I went to an amusement park and found the roller coaster ride that is more fun than what my fractured friend provides for me. It was great! Not only did I find one but several and then I got another message or two. I am truly stumped. Could it possibly be a New Year’s Resolution to be a better person and a better friend this year? It hasn’t happened in all the years prior but when I seem to be having a good time with others and keeping my distance for my own sanity they pop up. Stumped truly by what is happening.

I’m still trying to figure out everything and struggling. I want them in my life but don’t want the drama.It is difficult but there is so much history at the same time.

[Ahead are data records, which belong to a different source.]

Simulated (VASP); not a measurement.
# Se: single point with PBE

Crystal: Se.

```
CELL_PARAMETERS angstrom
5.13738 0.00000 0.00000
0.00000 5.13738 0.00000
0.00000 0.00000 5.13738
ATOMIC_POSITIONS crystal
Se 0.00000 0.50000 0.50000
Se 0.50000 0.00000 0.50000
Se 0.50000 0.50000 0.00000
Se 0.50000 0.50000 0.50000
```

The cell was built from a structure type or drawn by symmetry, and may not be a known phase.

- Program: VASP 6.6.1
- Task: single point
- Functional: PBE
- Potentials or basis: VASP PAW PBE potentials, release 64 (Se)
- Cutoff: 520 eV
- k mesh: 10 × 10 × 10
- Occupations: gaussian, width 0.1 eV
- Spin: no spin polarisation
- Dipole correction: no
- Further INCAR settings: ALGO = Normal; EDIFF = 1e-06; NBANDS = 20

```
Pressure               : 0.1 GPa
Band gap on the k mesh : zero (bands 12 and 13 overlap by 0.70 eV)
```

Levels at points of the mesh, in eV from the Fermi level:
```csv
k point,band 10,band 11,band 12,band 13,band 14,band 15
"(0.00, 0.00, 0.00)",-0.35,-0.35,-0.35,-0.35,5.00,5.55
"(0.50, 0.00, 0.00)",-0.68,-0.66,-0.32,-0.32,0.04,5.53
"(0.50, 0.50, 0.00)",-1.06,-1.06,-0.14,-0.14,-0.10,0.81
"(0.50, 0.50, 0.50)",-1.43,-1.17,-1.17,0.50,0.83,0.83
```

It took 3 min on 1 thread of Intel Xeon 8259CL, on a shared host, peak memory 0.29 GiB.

Its hard and although it has been very painful I’ve been making it through. They want to reconnect according to the emails I just don’t know how to go about it.

Here we go again

Too soon I say. Too premature I note. Nothing once again I find is there being received from my fractured friend. So was it just the moppy holiday season that brought out the ‘come hither’ friend from hiding or are they on vacation because I’d really like to not be in this roller coaster any longer. 

I’m told that psychologically we should stick to our routine but change it up a little bit. So get rid of the bad element and continue on with the rest. Ok so I am trying to do that and this friend is messing all of that up for me. 

UGH!!!

Roller coaster. If I wanted to ride one I’d go to an amusement park.